THE largest annual event in New Orleans is a something which we arrived too late to sample–the Mardi-Gras festivities. I saw the procession of the Mystic Crew of Comus there, twenty-four years ago–with knights and nobles and so on, clothed in silken and golden Paris-made gorgeousnesses, planned and bought for that single night’s use; and in their train all manner of giants, dwarfs, monstrosities, and other diverting grotesquerie–a startling and wonderful sort of show, as it filed solemnly and silently down the street in the light of its smoking and flickering torches; but it is said that in these latter days the spectacle is mightily augmented, as to cost, splendor, and variety. There is a chief personage–‘Rex;’ and if I remember rightly, neither this king nor any of his great following of subordinates is known to any outsider. All these people are gentlemen of position and consequence; and it is a proud thing to belong to the organization; so the mystery in which they hide their personality is merely for romance’s sake, and not on account of the police.

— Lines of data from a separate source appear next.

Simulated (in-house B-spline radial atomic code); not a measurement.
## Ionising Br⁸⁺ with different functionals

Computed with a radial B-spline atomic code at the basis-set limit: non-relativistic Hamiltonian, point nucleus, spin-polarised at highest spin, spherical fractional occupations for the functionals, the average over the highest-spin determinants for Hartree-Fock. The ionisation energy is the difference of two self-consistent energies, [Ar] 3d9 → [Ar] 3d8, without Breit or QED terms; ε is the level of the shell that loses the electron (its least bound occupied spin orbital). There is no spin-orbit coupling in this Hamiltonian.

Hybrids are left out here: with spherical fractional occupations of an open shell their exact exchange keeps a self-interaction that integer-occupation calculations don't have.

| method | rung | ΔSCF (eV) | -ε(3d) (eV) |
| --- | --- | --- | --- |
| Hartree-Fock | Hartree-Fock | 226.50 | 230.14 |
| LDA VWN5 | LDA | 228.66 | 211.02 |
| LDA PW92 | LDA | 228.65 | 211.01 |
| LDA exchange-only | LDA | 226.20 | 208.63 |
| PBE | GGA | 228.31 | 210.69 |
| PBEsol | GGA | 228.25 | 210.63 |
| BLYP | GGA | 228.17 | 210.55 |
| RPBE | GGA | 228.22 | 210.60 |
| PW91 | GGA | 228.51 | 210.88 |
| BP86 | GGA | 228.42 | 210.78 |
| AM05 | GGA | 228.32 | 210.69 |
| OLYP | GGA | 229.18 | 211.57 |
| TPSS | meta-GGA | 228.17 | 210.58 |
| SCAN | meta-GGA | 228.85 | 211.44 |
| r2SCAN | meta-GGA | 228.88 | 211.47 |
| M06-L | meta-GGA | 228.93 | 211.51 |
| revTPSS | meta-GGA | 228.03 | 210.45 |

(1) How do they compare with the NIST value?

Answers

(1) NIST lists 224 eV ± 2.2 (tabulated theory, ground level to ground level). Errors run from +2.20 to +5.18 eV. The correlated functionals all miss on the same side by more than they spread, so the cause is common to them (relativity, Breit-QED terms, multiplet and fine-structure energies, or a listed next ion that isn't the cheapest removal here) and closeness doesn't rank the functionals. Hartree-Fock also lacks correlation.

Mardi-Gras is of course a relic of the French and Spanish occupation; but I judge that the religious feature has been pretty well knocked out of it now. Sir Walter has got the advantage of the gentlemen of the cowl and rosary, and he will stay. His medieval business, supplemented by the monsters and the oddities, and the pleasant creatures from fairy- land, is finer to look at than the poor fantastic inventions and performances of the reveling rabble of the priest’s day, and serves quite as well, perhaps, to emphasize the day and admonish men that the grace-line between the worldly season and the holy one is reached.

This Mardi-Gras pageant was the exclusive possession of New Orleans until recently. But now it has spread to Memphis and St. Louis and Baltimore. It has probably reached its limit. It is a thing which could hardly exist in the practical North; would certainly last but a very brief time; as brief a time as it would last in London. For the soul of it is the romantic, not the funny and the grotesque. Take away the romantic mysteries, the kings and knights and big-sounding titles, and Mardi-Gras would die, down there in the South. The very feature that keeps it alive in the South–girly-girly romance–would kill it in the North or in London. Puck and Punch, and the press universal, would fall upon it and make merciless fun of it, and its first exhibition would be also its last.

Against the crimes of the French Revolution and of Bonaparte may be set two compensating benefactions: the Revolution broke the chains of the ANCIEN REGIME and of the Church, and made of a nation of abject slaves a nation of freemen; and Bonaparte instituted the setting of merit above birth, and also so completely stripped the divinity from royalty, that whereas crowned heads in Europe were gods before, they are only men, since, and can never be gods again, but only figureheads, and answerable for their acts like common clay. Such benefactions as these compensate the temporary harm which Bonaparte and the Revolution did, and leave the world in debt to them for these great and permanent services to liberty, humanity, and progress.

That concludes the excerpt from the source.